Friday, September 18, 2009

Four reasons for a No, and four more not to vote Yes

Dubious ‘guarantees and assurances’ given regarding the Lisbon Treaty studiously avoid its rotten core

LIKE FRANKENSTEIN’s monster, here comes the Lisbon Treaty once more, rising from the undead. Though 66 million French and Dutch voters were simply bypassed to avoid more pesky referendums, Ireland’s Constitution precludes such an elegant solution, forcing a second vote on the same treaty.

True, some dubious “guarantees and assurances” have been obtained to address five concerns of the hyper-sensitive Irish that are convenient to discuss.

Ireland will keep its commissioner and control its own taxes. No innocent Irish lads will be conscripted as EU cannon fodder, abortion will not be imposed and workers’ rights and public services will be protected. But since they’re not copper-fastened into the treaty itself, they cannot be unchallengeable: they are less guarantees than target-rich “assurances” for future treaty lawyers.

Anyway, they only nibble at the treaty’s edges, and studiously avoid the rotten core to which so many people fundamentally object. For me, this leads to four powerful reasons to vote No, and four more not to vote Yes.

Firstly, there is the dishonesty of having converted the readable, understandable, if internally contradictory Treaty Establishing A Constitution For Europe into the Lisbon Reform Treaty – an interminable series of unreadable, incomprehensible amendments to two prior EU treaties (Maastricht and Rome) – while otherwise retaining nearly all the content of the rejected constitution.

A No vote is the only response to such shamelessness.

The second powerful reason is similar but different. Just as no rational person would dare sign a contract that he/she couldn’t understand, so no one should vote for a treaty without understanding it. It still takes me 13 hours to read once, so unless you have a spare week to absorb it in conjunction with Rome and Maastricht, and you don’t like signing blank cheques, No is the only rational vote.

Across the EU, 60 to 85 per cent (depending on sources) of legislation already originates in Brussels. Yet Lisbon would transfer more than 100 new competencies from national to EU level. Another 60-plus EU mandated areas would move from unanimity to majority voting, reducing further the influence of individual nations. This would represent the single largest transfer of powers from nations to Brussels in EU history.

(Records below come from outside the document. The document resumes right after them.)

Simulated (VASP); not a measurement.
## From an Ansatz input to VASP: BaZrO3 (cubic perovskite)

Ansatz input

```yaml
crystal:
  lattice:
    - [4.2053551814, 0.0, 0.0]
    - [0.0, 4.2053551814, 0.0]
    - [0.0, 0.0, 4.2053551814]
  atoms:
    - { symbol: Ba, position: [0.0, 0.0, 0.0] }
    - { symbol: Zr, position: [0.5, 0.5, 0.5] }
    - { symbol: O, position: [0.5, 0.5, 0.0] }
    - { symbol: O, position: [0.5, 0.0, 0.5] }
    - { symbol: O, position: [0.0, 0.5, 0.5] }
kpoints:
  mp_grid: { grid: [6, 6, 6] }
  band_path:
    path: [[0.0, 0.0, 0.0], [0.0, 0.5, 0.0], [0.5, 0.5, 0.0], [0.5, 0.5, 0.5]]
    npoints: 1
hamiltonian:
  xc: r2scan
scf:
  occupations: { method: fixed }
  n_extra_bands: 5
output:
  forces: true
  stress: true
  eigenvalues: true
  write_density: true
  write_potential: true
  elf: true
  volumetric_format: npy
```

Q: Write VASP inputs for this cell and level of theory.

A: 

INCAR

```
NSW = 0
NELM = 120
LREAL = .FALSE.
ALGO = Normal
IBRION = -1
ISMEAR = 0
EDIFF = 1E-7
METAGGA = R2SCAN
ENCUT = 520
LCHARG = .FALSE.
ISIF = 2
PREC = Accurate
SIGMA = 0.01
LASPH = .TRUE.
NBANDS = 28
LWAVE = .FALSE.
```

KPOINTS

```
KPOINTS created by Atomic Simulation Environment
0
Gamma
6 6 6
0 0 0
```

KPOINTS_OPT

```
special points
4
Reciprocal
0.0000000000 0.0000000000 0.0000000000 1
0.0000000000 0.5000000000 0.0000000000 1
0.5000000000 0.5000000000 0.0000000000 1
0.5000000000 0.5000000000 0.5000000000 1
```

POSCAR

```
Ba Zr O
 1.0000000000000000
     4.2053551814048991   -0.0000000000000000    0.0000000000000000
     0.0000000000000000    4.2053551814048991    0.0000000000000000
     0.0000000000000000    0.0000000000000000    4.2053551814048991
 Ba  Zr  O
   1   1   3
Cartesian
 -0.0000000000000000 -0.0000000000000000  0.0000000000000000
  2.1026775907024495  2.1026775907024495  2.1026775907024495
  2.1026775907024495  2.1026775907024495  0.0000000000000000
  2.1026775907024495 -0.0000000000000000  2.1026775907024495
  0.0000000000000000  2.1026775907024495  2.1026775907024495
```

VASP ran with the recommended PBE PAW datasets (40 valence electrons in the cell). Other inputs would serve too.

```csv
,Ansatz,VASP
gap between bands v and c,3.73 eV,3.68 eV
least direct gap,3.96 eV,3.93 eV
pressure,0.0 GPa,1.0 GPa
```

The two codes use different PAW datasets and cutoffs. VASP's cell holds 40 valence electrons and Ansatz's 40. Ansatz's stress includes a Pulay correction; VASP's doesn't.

Just one example. At present, individual
states fund the EU. But Lisbon empowers
the EU to impose its own taxes. See Article
259, which amends Article 269 in the Rome
or Maastricht treaties, neither of which runs
to 269 articles, to create Article 311 of a so-
called “consolidated” treaty which
supposedly consolidates all three treaties
but is not itself a treaty – and has no legal
force. What fun this is! And how lucrative
for treaty lawyers.

 

 

 

 

 

 

 

 

 

The current
political elite
is one group
whose
judgment on
what's good for
Ireland is
supremely
suspect

But honestly, do citizens really want to surrender ever more sovereignty, resulting in even more EU laws? It’s the third powerful reason to vote No. In Ireland, all the main political parties are united in urging us to vote Yes. Yet nobody today can trust the wisdom of the ruling Coalition and supine Opposition, which have brought the country to the brink of financial ruin with reckless policies and neglect. The current political elite is one group whose judgment on what’s good for Ireland is supremely suspect. If they say Yes, that’s the fourth powerful reason to vote No.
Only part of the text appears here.